That's an interesting approach. Much less convoluted than the one I
have right now. The only downside I see is that every program will be
called for every event, which might not be ideal (though the event
stream from HID is way smaller than network).
> This 'if (hid)' could be a part of sample code too.
> We can simply ask prog writers to follow this style.
Not a big fan of that...
>
> Another idea would be to do something like libxdp.
> Attach a "dispatcher" bpf prog to the kfunc hook and use
> some library to attach hid-specific progs as "freplace" kind of
> programs. It's a more involved solution.
freplace might not work for me because I want to attach more than one
program to a given HID device. Not so sure BPF_PROG_TYPE_REPLACE will
do something enough there.
>
> Another option is to use tail_calls.
> If hid_id is a relatively small number. The "dispatcher" bpf prog
> can do bpf_tail_call(prog_array, hid_id)
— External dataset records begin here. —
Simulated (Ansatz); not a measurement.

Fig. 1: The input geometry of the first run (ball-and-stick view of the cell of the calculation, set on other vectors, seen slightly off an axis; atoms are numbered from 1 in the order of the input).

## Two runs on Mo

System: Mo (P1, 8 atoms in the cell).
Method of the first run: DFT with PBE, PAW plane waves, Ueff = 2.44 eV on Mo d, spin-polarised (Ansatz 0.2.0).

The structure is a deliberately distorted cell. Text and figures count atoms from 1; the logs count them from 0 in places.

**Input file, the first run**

> while hid specific progs insert itself into prog_array
> instead of attaching to kfunc.
This is roughly what I have now:
- hid-core is not aware of BPF except for a few __weak
ALLOW_ERROR_INJECTION hooks (dispatch_hid_bpf_device_event for
example)
- I have a separate hid-bpf module that attaches BPF traces to these
hooks and calls a "dispatch" kfunc within hid-bpf
- the dispatch function then do a succession of BPF calls to programs
attached to it by using bpf_tail_call(prog_array, hid_id)
- for the clients, they define one or more
SEC("fmod_ret/hid_bpf_device_event"). That __weak hook is declared in
the kernel by hid-bpf but is never called, it's just an API
declaration
- then clients call in a SEC("syscall")
hid_bpf_attach_prog(ctx->prog_fd, ctx->hid_id, ctx->flags);
- hid_bpf_attach_prog is a kfunc that takes a ref on the struct
bpf_prog*, and stores that program in the correct struct bpf_map *for
the given attached_btf_id (hid_bpf_device_event in our case)
And that's about it.
I still need to handle automatic release of the bpf prog when there is
no userspace open fd on it unless it's pinned but I think this should
be working fine.
I also probably need to pin some SEC("syscall") (hid_bpf_attach_prog
and hid_bpf_dettach_prog) so users don't have to write them down and
can just use the ones provided by the kernel.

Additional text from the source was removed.